From: Andrey Semashev (andrey.semashev_at_[hidden])
Date: 2019-12-06 00:17:08
On 2019-12-06 01:28, Peter Koch Larsen wrote:
> On Thu, Dec 5, 2019 at 9:45 AM Andrey Semashev via Boost
> <boost_at_[hidden]> wrote:
>> On 2019-12-05 06:09, Gavin Lambert via Boost wrote:
>>> On 5/12/2019 12:45, Andrey Semashev wrote:
>>>> fixed_string can be optimized for speed or space considerations, which
>>>> may play in favor of embedded systems, but it should not be
>>>> specialized to embedded systems, let alone to a specific memory layout.
> What do you mean by specialized? It is designed to also favour embedded systems.
"Specialized" means catered to a specific use case.
You can implement fixed_string many ways, and as long as it doesn't
perform dynamic memory allocations I would call it "favoring embedded
systems". Requiring it to have a specific binary representation is
something else entirely.
>>> But when one of the stated design goals is to target "embedded
>>> environments without a free store", it seems reasonable to consider the
>>> memory layout of the type quite closely.
>> Yes, but only from the implementation efficiency perspective, which is
>> my point.
> Why? There are two goals: usability and efficiency. You should weight
> these and not just unconditionally focus on one aspect.
> In practice I believe that efficiency will not suffer measurably no
> matter how you represent the length.
I'm not discussing usability because from the API perspective, usability
is the same regardless of how you store the size internally.
>>> Wouldn't it be nice if you could replace "d" with a fixed_string<32> (or
>>> <31>, depending on how you count the null terminator), and preserve all
>>> of those properties, while gaining the string methods?
>> No, unless you write your own fixed_string, which guarantees the
>> specific memory representation you require.

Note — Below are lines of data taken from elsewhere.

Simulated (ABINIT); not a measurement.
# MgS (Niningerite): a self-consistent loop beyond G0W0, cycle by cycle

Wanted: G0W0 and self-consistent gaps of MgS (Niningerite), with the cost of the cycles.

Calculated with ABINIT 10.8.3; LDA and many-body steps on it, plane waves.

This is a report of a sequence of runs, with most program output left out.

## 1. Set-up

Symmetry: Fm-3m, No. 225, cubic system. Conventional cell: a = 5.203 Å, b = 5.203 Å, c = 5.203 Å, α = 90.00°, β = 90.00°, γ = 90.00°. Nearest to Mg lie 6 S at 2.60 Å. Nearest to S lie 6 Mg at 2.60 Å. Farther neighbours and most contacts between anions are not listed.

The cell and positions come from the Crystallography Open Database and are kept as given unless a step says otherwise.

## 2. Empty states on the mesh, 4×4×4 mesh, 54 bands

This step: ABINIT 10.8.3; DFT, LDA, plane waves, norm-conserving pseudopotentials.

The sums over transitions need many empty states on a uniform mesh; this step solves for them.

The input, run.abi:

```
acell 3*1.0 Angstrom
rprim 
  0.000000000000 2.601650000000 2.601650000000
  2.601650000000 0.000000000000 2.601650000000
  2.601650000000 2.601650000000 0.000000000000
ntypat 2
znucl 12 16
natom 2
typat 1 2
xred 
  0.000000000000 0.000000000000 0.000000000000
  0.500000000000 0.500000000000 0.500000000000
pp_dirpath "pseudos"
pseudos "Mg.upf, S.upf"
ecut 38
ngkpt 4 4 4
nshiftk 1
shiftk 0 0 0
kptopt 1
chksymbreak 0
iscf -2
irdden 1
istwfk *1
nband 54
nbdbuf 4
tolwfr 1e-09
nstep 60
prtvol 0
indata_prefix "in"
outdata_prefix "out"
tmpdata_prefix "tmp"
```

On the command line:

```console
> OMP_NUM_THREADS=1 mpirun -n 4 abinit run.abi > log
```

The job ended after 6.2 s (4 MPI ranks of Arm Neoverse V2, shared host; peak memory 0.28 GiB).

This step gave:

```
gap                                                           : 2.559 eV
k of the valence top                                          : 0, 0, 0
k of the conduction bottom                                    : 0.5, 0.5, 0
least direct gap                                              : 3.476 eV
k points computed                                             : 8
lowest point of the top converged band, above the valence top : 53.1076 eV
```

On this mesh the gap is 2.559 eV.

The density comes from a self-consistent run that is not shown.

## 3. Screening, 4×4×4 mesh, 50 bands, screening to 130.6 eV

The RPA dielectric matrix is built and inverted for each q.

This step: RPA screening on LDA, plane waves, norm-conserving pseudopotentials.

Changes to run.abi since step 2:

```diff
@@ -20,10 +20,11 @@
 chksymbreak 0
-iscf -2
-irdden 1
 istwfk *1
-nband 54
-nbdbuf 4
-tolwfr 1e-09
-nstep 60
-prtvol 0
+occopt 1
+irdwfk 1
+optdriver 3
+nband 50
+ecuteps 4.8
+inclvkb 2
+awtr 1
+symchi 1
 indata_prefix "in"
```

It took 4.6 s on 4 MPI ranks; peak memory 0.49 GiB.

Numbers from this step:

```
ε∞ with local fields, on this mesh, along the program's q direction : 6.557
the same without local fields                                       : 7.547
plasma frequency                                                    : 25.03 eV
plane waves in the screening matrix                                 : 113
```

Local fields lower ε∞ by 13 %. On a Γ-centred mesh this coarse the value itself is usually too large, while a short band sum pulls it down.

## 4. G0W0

> Or it is provided by boost?
If you name it <your_representation_name_here>_string and document it as
a string that is targeted specifically to your use case, and there are
enough reviewers interested in it - sure. Though personally I don't
think Boost would be the right place for such a component since Boost
libraries tend to be general purpose, even if within their specific domains.
fixed_string, as I understand it, is a more or less generic string,
which is basically a counterpart of static_vector, that's it. Don't try
to make it something else, please.
>> You can't replace it with a
>> general purpose fixed_string, which was not written for your specific
>> use case and is not required to maintain your required memory
>> representation. Just as well as you can't replace ImportantData with a
>> std::tuple<int32_t, int16_t, int16_t, std::array<char, 32>> and expect
>> it to preserve the memory layout. It may actually do preserve, but by a
>> pure coincidence.
> There is not such a guarantee for std::tuple. This is not a surprise -
> we program against a standard.
Right. IMO, there shouldn't be such a guarantee for fixed_string either.